Southern Spain’s Sierra Nevada natural park is an adrenaline junky’s paradise, offering incredible hiking and biking trails as well as a world-class ski resrort. Here’s our guide to the best sports and adventure activities in the Sierra Nevada, from night skiing to summiting mainland Spain’s highest mountain.
The Sierra Nevada is a hiker’s dream, offering tracks to suit all levels of fitness and agility. Travellers looking for an undemanding few hours of walking can explore the Cumbres Verdes region: spread across the park’s western foothills near the town of Dilar (20 minutes from Granada), its tracks wind amongst beautiful scenery and are dotted with BBQs and picnic tables for chilled summer afternoons. This area’s highest peak is the 2,079-metre (6,821-foot) Trevenque, which features a steep and rocky final ascent.
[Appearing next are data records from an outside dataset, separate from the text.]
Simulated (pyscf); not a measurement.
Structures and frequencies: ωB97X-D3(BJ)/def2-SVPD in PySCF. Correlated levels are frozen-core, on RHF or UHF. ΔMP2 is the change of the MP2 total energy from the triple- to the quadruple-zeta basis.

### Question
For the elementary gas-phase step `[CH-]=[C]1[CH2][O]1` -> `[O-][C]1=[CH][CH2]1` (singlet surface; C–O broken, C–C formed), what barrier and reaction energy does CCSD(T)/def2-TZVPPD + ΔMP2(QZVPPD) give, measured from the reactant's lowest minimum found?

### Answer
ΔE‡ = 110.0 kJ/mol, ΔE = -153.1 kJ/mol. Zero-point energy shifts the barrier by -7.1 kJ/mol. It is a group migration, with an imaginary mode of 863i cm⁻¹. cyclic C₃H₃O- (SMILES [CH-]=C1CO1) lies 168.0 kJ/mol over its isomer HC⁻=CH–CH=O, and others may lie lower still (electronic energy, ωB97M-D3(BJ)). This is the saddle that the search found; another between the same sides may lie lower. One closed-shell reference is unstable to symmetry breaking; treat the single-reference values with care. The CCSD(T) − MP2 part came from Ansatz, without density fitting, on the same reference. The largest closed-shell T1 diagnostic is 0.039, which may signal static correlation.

The biggest hikes in the Sierra Nevada take you the top of three snow capped giants: the 3,478-metre (11,411-foot) Mount Mulhacén, mainland Spain’s highest mountain; the 3,396-metre (11,142-foot) Veleta, the park’s second highest peak and mainland Spain’s third; and the 3,371-metre (11,060-foot) Alcazaba. Mulhacén – aptly referred to as the “Roof of Spain” – can be summitted from starting points at Hoya de la Mora or above Capileira in the Alpujarra and is a demanding trek, especially in the snow. The views from the top, though, are unreal. Veleta is a gentler trek of about four hours (return) which also starts at Hoya de la Mora.
As for Alcazaba – don’t go thinking it’ll be easier to conquer because it languishes in third place. It rears up out one of the most isolated and untamed parts of the Sierra, requiring at least a 20-kilometre (12.4-mile) trek to summit. If you’re taking on this beast, you may want to split your trek overnight and stay at the fully-catered Refugio Poquiera, located at 2,500 metres (8,202 feet) – booking in advance is recommended.
In the Sierra Nevada, cyclists can ride the highest paved stretch of road in Europe. As with the trek to Veleta’s peak, you start at Hoya de la Mora, from where an asphalt road zigzags up the mountain’s northern slopes, overlooking Europe’s most southerly ski resort. Although the tarmac suddenly runs out at 3,300 metres (10,827 feet), the road continues until reaching a dead end at 3,380 metres (11,089 feet) – just 16 metres (53 feet) below the summit of the Sierra Nevada’s second highest mountain. The climb is steady but long, which of course only makes the return journey more fun.
For a less taxing ride, head to the Cumbres Verdes, where circular tracks take you through the park’s tranquil western foothills. Alternatively, routes in the stunning Alpujarras region along the Sierra’s southern extremity will make you work a bit harder (some great routes start from Trevélez, Capileira and Bubión); but the scenery by which you are surrounded will make it all worthwhile. As indeed will your post-ride beer in any of the absurdly beautiful villages that make up the Alpujarras.
Located less than a two hour’s drive from Spain’s Mediterranean coast (Almuñécar is a great little beach town in Granada province), Sierra Nevada’s ski resort is the most southerly in Europe. The season here runs from November to early May, with 106 kilometres (66 miles) of piste spread over the stunning northern slopes of Veleta; the highest point is 3,300 metres (10,827 feet) (where Europe’s highest paved road peters out) and the lowest altitude to which you can descend is 1,200 metres (3,937 feet).
Skiiers of all levels will find a track to enjoy in the Sierra Nevada: there are 19 “Very Easy” Green Runs, 41 “Easy” Blue Runs and 50 “Difficult” Red Runs, whilst expert skiiers will want to tackle one of the seven “Very Difficult” Black Runs. Night skiing is also an option on Thursdays and Saturdays, when around 6 kilometres (3.7 miles) of floodlit piste are open between the popular resorts of Borreguiles and Pradollano (the latter is the Sierra Nevada’s main town and a great place to eat, party and sleep).
Snowboarders visiting the Sierra Nevada will want to head straight to the Superparque Sulayr, home to the largest half-pipe in Spain, at 165 metres (541 feet) in length and 6 metres (20 feet) in height. The park also offers pistes of varying levels of difficulty, featuring pipes and jumps, with a particularly good track for beginners starting in Borreguiles. This superb facility took centre stage last year, when the Sierra hosted the Freestyle Ski and Snowboarding World Championships. Night snowboarding is also an option on the Rio piste on Thursdays and Saturdays.